BALLOT BUCKS Cambria’s revived Honorary Mayor’s Race turns politics into a fundraiser, where candidates—from left to right, Dianne “Lady Tie Di” Brooke, Jim Bahringer, Dell Clegg, and Barrett Stuart—eat pie, trade quirky promises, and receive dollar-powered votes for the chance to become the town’s “official but unofficial” mayor. Credit: PHOTO COURTESY OF CAMBRIA CHAMBER OF COMMERCE

In most elections, candidates try to avoid getting pie on their faces. In Cambria, it’s part of the campaign.

The tiny coastal town has revived one of its quirkiest traditions after more than two decades: the Honorary Mayor’s Race, an unofficial election where votes are purchased by the dollar, campaign promises don’t have to make any sense, and eating pie in front of a crowd is considered an acceptable political strategy.

“It’s literally an election that you can buy,” Cambria Chamber of Commerce President Renee Linn told New Times with a laugh. 

As an unincorporated community, Cambria doesn’t have a mayor or city council. Decades ago, locals filled the void by inventing an office—not to govern, but to raise money, poke fun at politics, and celebrate the kind of eccentric personalities that seem to thrive in small coastal communities.

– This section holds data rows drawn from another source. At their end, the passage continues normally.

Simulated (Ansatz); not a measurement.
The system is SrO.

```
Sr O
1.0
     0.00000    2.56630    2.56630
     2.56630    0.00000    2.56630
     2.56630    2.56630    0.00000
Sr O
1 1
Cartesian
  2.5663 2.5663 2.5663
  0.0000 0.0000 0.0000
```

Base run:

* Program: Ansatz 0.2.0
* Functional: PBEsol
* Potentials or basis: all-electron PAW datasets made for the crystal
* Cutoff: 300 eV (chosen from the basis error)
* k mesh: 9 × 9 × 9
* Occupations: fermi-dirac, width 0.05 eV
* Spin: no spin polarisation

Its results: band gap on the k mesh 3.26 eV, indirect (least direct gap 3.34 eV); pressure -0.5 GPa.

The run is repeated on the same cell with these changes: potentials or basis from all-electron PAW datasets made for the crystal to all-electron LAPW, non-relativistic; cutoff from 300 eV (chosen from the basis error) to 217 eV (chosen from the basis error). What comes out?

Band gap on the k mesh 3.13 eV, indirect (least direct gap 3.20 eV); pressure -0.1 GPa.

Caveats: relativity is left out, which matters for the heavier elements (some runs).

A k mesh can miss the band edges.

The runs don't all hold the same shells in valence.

The tradition disappeared in the early 2000s before Linn decided it deserved another campaign this year.

“I remembered it from when [I] first moved here,” she said. “I thought, this is kind of a fun thing to do for the community. … I thought we all needed some fun these days.”

The race doubles as a fundraiser. The Cambria Chamber of Commerce keeps 75 percent of the money raised, while the winning candidate directs the remaining 25 percent to a nonprofit of their choosing.

This year’s ballot features Jim Bahringer for American Legion Post 432, Del Clegg for the Cambria Rotary Club, Barrett Stuart for the Cambria Tennis Club, and Dianne “Lady Tie Di” Brooke for the Cambria Grammar School PTA. 

Every dollar counts as one vote. There’s no limit.

“Vote early, vote often,” Linn joked.

As of July 13, candidates have raised roughly $9,000 collectively, with Brooke leading the race. 

The campaign has already produced the kind of chaos organizers hoped for.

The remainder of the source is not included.